Now a year has passed and the thought still rings true. Except rather than a dream or an idea of being a family of three, we’re living it.
Three weeks ago, our son reached his chubby little fingers into his first slice of chocolate cake and devoured it. We sang Happy Birthday and surrounded him with family and friends. I always thought baby birthday parties were sort of foolish, but now I get it. It was as much about us as it was about him. Together, we made it through the most challenging and beautiful year of our lives.
No one can every prepare you for how difficult it is to care for a newborn, as a sleepless, anxious new mother. But as time went on, and we got a little more sleep, it got easier.
Just as we were getting the hang of this new life, we were blasted with the snowiest winter in 50 years. Silas didn’t really like to nap, except in my arms. I begged for a chance to shovel snow so I could get outside and breathe fresh air. Maternity leave was anything but a cakewalk.

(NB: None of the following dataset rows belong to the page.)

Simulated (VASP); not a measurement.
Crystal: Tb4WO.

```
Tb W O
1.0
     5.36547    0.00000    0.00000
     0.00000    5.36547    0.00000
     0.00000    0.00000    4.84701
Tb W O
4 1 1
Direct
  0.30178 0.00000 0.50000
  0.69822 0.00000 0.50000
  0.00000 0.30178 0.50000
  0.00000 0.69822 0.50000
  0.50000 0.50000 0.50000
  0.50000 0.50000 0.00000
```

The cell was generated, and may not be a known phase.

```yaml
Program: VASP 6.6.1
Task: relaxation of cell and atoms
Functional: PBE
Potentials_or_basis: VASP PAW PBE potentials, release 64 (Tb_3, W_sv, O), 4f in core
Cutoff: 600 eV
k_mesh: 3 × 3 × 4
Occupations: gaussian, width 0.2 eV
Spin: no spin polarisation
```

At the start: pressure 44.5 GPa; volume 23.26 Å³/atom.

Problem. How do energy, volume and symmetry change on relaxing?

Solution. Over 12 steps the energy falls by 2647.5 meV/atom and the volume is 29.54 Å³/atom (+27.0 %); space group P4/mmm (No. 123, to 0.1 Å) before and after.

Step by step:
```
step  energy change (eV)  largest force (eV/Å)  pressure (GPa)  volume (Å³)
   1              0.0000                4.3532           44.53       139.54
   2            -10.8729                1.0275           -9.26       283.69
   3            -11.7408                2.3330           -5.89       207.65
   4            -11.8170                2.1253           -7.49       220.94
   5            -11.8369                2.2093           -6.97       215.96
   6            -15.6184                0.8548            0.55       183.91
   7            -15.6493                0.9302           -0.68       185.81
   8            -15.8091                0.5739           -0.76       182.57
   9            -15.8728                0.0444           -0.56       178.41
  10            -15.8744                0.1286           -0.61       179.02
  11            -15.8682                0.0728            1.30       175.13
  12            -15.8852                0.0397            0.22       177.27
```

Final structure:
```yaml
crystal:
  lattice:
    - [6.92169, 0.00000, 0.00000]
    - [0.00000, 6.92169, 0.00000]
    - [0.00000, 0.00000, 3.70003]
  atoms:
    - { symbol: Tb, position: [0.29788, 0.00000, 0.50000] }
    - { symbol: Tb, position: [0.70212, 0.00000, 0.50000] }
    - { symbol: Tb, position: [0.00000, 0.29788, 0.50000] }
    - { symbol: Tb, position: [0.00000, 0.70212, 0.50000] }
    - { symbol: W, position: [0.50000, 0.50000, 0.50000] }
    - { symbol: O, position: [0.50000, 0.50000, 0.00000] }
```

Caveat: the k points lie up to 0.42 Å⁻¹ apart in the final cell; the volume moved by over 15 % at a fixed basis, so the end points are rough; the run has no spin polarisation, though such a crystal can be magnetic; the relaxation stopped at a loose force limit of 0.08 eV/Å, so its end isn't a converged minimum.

But we had a lot of fun too: we’d go to playdates and swim dates and movie dates. I started running again. We made new friends and learned new songs. We finally figured out routines that worked for us, and eventually, Silas didn’t need me as much, which felt bittersweet.
We’ve watched our boy, Silas, grow into his own little personality. He is happy, adventurous and smart. Confident, yet sensitive. An old soul. A piece of us, only better.
One year is all it took to make us see the world so very differently. It’s so easy now to understand what is truly important.
And as our baby becomes a toddler, we’re celebrating that.